The Project Owner Role
managementYou work on a dev team that owns a slice of a product at Unicorn Ltd 🦄. Your Product Manager / Owner has reviewed the latest batch of user research and she found out that a statistically significant amount of customers would be very interested in feature X. How do you go about it? Chances are you need a project.
Some companies have dedicated project managers for this kind of thing. Others rely on engineering managers to fill the role. But, a more interesting approach in my opinion, and also the way many tech companies go about it, is to give the ownership of a project to an engineer in the team.
A couple of reasons why this is great:
- It’s an opportunity to learn skills that would be hard to be exposed to otherwise e.g. stakeholder management, communication, delegation, leadership.
- It’s easier to put together a back-up plan if the engineer in charge needs to disappear for a long time (or leaves) when everybody in the team is used to leading projects.
So Bob will lead the project, but what does that entail?
I’m a big fan of documenting everything. Committing to paper makes it easier to clarify expectations with the team. It’s also easier to gather comments and suggestions that will help to continuously improve.
Here is an example of a set of expectations I used and refined with some teams in the past, that will help Bob succeed as the project owner for feature X. They are heavily based on a similar resource by Gergely Orosz, author of The Pragmatic Engineer.
TL;DR
Project Owners have end-to-end responsibility for the execution of the project and are expected to do the following:
- Set up a framework for collaboration
- Manage risks
- Communicate project status to stakeholders
- Help the team ship and delegate
- Inspire the team
Project Owners are NOT:
- The only person that works on the project
- The silo of information or domain knowledge
- The gatekeeper to the code
- Solely responsible for the delivery and success of the product / feature
🤝 Set up a framework for collaboration
Initial setup
- Review and complete a feature spec / project brief. For product-led projects, the person creating the document will likely be the Product Manager. For engineering-led projects, this will likely be the Engineering Manager. As a Project Owner, you will ask clarifying questions and make sure nothing important is missing.
- Agree on success metrics for the project from the start.
- Complete an initial spike to get an overview of the project and explore unknowns and areas of ambiguity.
- Create a list of stakeholders, with a clear contact person and make sure they are included in regular updates.

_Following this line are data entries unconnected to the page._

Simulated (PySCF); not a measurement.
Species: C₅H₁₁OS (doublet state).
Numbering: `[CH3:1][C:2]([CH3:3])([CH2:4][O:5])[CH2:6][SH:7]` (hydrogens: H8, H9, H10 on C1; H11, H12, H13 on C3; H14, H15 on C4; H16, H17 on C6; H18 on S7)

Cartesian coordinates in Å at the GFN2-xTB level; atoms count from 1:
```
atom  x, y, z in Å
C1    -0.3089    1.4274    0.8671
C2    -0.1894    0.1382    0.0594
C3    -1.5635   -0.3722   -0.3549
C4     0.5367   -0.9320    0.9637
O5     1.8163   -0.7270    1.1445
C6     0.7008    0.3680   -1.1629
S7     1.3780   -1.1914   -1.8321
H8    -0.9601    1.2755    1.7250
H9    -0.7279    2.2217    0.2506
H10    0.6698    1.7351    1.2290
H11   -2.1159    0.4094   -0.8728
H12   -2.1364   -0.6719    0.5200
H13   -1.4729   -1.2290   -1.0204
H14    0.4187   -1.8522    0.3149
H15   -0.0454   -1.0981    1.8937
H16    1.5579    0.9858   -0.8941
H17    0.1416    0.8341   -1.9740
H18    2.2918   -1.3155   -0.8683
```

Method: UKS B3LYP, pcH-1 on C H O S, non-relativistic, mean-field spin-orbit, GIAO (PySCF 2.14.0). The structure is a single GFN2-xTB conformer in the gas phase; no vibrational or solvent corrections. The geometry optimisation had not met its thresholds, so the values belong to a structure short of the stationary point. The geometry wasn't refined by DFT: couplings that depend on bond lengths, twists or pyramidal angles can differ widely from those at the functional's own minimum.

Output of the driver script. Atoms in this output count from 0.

- Schedule a kick off with the team including all relevant stakeholders. This addresses the “why” of the project and ensures alignment and common understanding.
- Ensure feedback from stakeholders is captured, aim for feedback / awareness from at least one person from each stakeholder group.
Design and documentation
- Set up and maintain documentation for the project. Start with a design document, and use it to capture others’ input and build up alignment. Supplementary information can be nested as required. This document will be the main artifact to inform decisions down the line. Run one or multiple “design review” sessions as appropriate.
- Set up team collaboration tools (when not available), e.g. dedicated Slack channel, digital whiteboards.
Planning and execution
- Break down the project into milestones, and milestones into tickets; consider scheduling a 3 amigos session where appropriate.
- Work with other team members to ensure proper planning and successful delivery of the project.
- Meet with other teams if necessary.
- Explain your tickets and answer questions during planning and refinement sessions.
Day to day project management
- Get frequent updates across the team, typically (but not limited to) stand-ups.
- Demo progress regularly, typically (but not limited to) show & tells. Proactively delegate to team members where relevant.
- Document decisions e.g. using decision logs.
- Suggest sprint / weekly goals to build alignment and track dependability.
- Ensure basic ticket hygiene (epics, labels, descriptions, estimates).
- Encourage face to face information exchange where appropriate. Studies have shown that face to face communication is generally more effective, but it’s ultimately a team decision and depends on the context.
- Do a project retrospective, at the very least, at the end of the project / significant milestone. Please note that this is different from (and complementary to) the regular team retrospectives.
- Gather feedback. When appropriate, send out a form to gather feedback regarding cross team collaboration. You may want to use more informal methods if the scope of the collaboration was small.
🚨 Manage risks
- Understand all parts of the project at a high level, from mobile to back-end to business impact. If you are a mobile engineer, get familiar with the back-end stack. If you are a back-end engineer, get familiar with the mobile release process. You will be the person with the most context on the project, make sure you know what the top issues on each stack are.
- Call out risks honestly as they arise. If time, scope or people change, escalate to your Engineering Manager to decide what to do and how it affects the project.
- Keep the project on track, across all stacks. You own communicating the status of the project proactively, may it be off track or going well. Ensure blockers are removed and discussions are effective. In those areas where ambiguity slows us down, drive resolution. Watch out for recurrent discussions that don’t take anywhere.
- Ensure proper monitoring and alerting from the start, those must not be an afterthought.
📣 Communicate project status to stakeholders
- Communicate progress in relation to success metrics, quarterly goals and the project itself e.g. are we 20% done? or 80%?
- Keep a status tracking register up to date where appropriate, to help others get an idea of the project progress on demand.
- Help identify “hidden” stakeholders, anyone not obvious that needs to be updated as well, typically discovered during the execution phase.
- Escalate issues swiftly and collaboratively where appropriate.
🚀 Help the team ship and delegate
- Help engineers focus on the next important thing, one step at a time. Frequently remind the team what milestone you need to ship next.
- Delegate where it makes sense. You can delegate upwards (e.g. to your Engineering Manager) as well as to team members. It can be a win-win to share some of your responsibilities, others learn and grow while you have more time to focus on what’s more important to you next. Be clear that you’re delegating or asking for help and what your expectations are for the person taking this on.
🎉Inspire the team
- Keep it fun!
- Celebrate the small wins, hitting milestones and people who help others.
- Involve team members in the running of the project, and be open and welcoming to suggestions.
- Over-communicate milestones with the wider team.
There you have it. Feel free to come up with your own version, adapt to your environment and empower your engineers by setting clear expectations. Autonomous project owners that can drive success for the team is what you’ll get. Thanks for reading!